### Model evaluation for logistic regression
Model metrics with sklearn for logistic regression on the Titanic dataset

***
#### Environment
`conda activate sklearn-env`


***
#### Goals
- Build a pipeline
- Use the pipeline to transform data
- Use the pipeline to predict
- Compute various metrics specific to classification models 

***
#### References

https://scikit-learn.org/stable/modules/generated/sklearn.preprocessing.OneHotEncoder.html

https://scikit-learn.org/stable/auto_examples/compose/plot_column_transformer_mixed_types.html

https://scikit-learn.org/stable/modules/generated/sklearn.preprocessing.MinMaxScaler.html

https://scikit-learn.org/stable/modules/generated/sklearn.linear_model.LinearRegression.html

https://scikit-learn.org/stable/modules/generated/sklearn.pipeline.Pipeline.html

https://scikit-learn.org/stable/modules/model_evaluation.html



In [None]:
import matplotlib.pyplot as plt
import numpy as np
import pandas as pd
import seaborn as sns
import random


# Make numpy printouts easier to read.
np.set_printoptions(precision=3, suppress=True)

#### Dataset load from CSV located on UCI website.

http://archive.ics.uci.edu/ml/machine-learning-databases/auto-mpg/auto-mpg.data  
If the URL does not work the dataset can be loaded from the data folder `./data/auto-mpg.data`.

In [None]:
from sklearn.datasets import fetch_openml

# Load data from https://www.openml.org/d/40945
raw_dataset = fetch_openml("titanic", version=1, as_frame=True).frame
dataset = raw_dataset.copy()
dataset.head(10)

In [None]:
dataset.drop(['boat', 'body', 'home.dest', 'fare', 'cabin'],  axis=1, inplace=True)

### Dataset split
- row base in test and train datasets
- column base in features and labels

In [None]:
train_dataset = dataset.sample(frac=0.8, random_state=random.randint(0, 1000))
test_dataset = dataset.drop(train_dataset.index)

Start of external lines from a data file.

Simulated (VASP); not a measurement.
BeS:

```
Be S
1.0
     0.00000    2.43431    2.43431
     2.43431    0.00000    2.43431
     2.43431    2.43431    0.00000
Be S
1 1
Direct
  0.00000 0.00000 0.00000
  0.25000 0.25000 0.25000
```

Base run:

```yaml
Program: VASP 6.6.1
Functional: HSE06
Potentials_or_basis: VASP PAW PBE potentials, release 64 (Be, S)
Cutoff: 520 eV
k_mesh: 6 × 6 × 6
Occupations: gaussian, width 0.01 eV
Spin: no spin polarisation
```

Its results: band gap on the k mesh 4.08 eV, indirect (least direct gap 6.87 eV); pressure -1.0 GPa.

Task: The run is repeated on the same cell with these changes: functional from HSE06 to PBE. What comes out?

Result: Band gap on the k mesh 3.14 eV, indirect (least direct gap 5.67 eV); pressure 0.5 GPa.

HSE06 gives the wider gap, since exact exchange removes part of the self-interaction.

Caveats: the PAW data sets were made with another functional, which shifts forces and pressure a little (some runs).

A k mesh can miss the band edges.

train_features = train_dataset.copy()
test_features = test_dataset.copy()

train_labels = train_features.pop('survived')
test_labels = test_features.pop('survived')

test_labels.reset_index(drop=True, inplace=True)

#### Build the pipeline

In [None]:
from sklearn.preprocessing import MinMaxScaler
from sklearn.impute import SimpleImputer
from sklearn.preprocessing import OneHotEncoder,OrdinalEncoder
from sklearn.compose import ColumnTransformer
from sklearn.preprocessing import FunctionTransformer

from sklearn.pipeline import Pipeline

numeric_features = ['age', 'sibsp', 'parch']
numeric_transformer = Pipeline(steps=[
    ('imputer', SimpleImputer(strategy='median')),
    ('scaler', MinMaxScaler())])

custom_features = ['pclass']
custom_transformer = FunctionTransformer(np.square, validate=True)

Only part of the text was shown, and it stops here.